Klein has an interesting article up on Amazon’s Kindle.
Short version:
Devices like the Kindle promise to do that for us. They pledge to archive our personal intellectual histories, make them sortable, searchable, accessible, and, most importantly, permanent. They will not replace paper. More than likely, nothing will. But they will allow paper to focus on what it is best at -- delivering an enjoyable experience -- and relieve it from it what it is worst at -- transmitting large amounts of information to imperfect receivers.
I already did this to a degree when a typed my lecture notes for grad school. That made them searchable which was often useful in school although hasn’t come up all that much since I got out. Also particularly useful was the ability to have all the electronic class readings at my fingertips, if I needed to pull something up during a discussion I could easily.
In more recent years, my blog reader has taken a similar roll. Starred and shared items, as well as searchable history for all entries, have substantially augmented my memory. I use del.ico.us as my clip file for any newspaper items of interest which then feeds into Google reader via my del.ico.us RSS feed. If I could integrate my books in as well, I’d be closer to having an eBrain of sorts.
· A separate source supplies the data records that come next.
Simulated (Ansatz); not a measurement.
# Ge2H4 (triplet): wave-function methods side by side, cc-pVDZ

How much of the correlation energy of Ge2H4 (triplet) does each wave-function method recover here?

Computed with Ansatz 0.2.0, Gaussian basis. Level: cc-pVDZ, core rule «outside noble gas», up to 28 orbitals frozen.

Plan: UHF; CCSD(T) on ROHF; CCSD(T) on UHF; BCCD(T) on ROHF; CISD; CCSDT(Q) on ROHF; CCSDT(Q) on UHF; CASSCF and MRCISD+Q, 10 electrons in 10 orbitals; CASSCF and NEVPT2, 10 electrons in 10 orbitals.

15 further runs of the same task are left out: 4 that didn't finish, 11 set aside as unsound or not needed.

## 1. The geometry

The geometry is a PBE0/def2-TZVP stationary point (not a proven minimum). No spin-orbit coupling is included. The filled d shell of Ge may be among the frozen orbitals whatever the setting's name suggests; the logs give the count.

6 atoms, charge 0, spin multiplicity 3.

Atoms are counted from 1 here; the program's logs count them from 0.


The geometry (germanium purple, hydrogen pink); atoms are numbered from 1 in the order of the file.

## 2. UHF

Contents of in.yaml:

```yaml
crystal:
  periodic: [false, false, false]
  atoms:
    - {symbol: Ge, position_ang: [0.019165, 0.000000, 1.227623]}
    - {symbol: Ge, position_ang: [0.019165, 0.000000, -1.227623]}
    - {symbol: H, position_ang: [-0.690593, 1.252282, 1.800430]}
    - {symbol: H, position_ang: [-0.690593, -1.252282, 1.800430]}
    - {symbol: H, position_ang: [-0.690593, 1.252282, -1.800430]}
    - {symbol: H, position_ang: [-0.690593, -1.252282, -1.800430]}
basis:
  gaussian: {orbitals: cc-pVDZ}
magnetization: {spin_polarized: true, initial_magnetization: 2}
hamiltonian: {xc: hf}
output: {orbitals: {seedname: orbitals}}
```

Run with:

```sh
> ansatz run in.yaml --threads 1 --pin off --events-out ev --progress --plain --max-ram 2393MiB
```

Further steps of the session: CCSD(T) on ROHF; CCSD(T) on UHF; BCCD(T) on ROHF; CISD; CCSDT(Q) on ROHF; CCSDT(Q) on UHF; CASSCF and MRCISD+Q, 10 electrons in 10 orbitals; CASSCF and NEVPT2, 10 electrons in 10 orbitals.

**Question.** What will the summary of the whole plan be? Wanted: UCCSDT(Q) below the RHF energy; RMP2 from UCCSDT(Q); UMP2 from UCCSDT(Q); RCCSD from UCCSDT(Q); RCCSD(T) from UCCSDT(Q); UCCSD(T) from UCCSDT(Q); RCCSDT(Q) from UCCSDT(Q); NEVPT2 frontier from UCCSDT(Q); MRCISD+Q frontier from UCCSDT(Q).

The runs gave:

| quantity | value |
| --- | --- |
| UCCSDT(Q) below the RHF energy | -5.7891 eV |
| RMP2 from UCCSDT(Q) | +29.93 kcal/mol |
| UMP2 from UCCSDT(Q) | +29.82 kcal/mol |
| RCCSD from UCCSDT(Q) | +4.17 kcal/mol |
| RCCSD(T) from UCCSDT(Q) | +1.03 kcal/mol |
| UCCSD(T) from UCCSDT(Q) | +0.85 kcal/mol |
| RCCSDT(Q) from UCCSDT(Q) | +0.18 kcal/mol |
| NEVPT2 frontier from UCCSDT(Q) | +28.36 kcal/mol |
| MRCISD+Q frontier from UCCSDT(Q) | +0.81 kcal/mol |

However, I really don’t think the software is quite there yet. Aside from Kindle’s proprietary problem we haven’t yet truly advanced that far beyond the magic of search. I think we need to hit the next generation of tagging and citation to truly progress. Essentially citations need to become synonymous with hypertext if not simpler. Copy text from any published document and have it automatically create a citation to the source. Read through books and articles and be instantly able to jump to the documents they’re referencing even if they’re in another book entirely. Be able to clip on ellipses or [cut words] and be able to see what got replaced.
And yet, so little of that matters for pleasure reading. I think Ezra’s right, the eBook won’t kill the book, it will just result in media specialization.